According to the team, only two other TDS materials are known to exist and alpha-tin is currently its only simple-element member.
TDSs is said to exhibit electronic properties on their surfaces, akin to those of topological insulators (TIs). The surfaces of TIs allow electrons to conduct freely like a metal, while the interior behaves as an insulator.
"TDSs are of interest because they exhibit a number of novel physical properties, including ultrahigh carrier mobility, giant linear magnetoresistance, chiral anomaly, and novel quantum oscillations,” said physics graduate student Caizhi Xu.
“Secondly, this class of materials can realise many interesting topological phases – under controlled conditions, the material can undergo phase transitions and can become a topological insulator, a Weyl semimetal, or a topological superconductor."
In the experiment, the team engineered a strain on the material by growing alpha-tin samples in layers on a substrate of indium antimonide, which has a slightly different lattice constant.

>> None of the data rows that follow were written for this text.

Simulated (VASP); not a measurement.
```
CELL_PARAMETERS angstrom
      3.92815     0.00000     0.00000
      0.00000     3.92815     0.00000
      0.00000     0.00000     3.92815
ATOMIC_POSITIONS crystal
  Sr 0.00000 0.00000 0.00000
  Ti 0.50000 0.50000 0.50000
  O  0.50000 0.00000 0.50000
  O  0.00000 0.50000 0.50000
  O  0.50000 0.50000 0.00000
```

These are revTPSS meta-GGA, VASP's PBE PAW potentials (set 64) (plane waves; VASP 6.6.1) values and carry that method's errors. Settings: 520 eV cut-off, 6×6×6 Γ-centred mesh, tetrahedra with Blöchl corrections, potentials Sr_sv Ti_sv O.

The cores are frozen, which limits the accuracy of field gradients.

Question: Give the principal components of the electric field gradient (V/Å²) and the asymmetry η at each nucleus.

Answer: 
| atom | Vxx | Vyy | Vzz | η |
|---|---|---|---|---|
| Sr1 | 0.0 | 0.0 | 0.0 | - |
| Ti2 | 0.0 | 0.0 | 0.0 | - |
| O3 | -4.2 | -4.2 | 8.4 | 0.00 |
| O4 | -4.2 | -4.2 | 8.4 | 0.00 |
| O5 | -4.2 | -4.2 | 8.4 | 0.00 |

"That lattice mismatch leads to strain, or compression, in the alpha-tin," Xu explained. "It was believed that strain would open a band gap in grey tin and turn it into a TI.
“I found that alpha-tin under a compressive strain is not an insulator, but a Dirac semimetal. Our calculations also show that it is only under a tensile strain that alpha-tin becomes a TI.
According to Xu, the semimetal’s high carrier mobility could generate ultrafast electronic devices and its magnetoresistance could be useful in developing ultra-compact storage devices, including computer hard disks.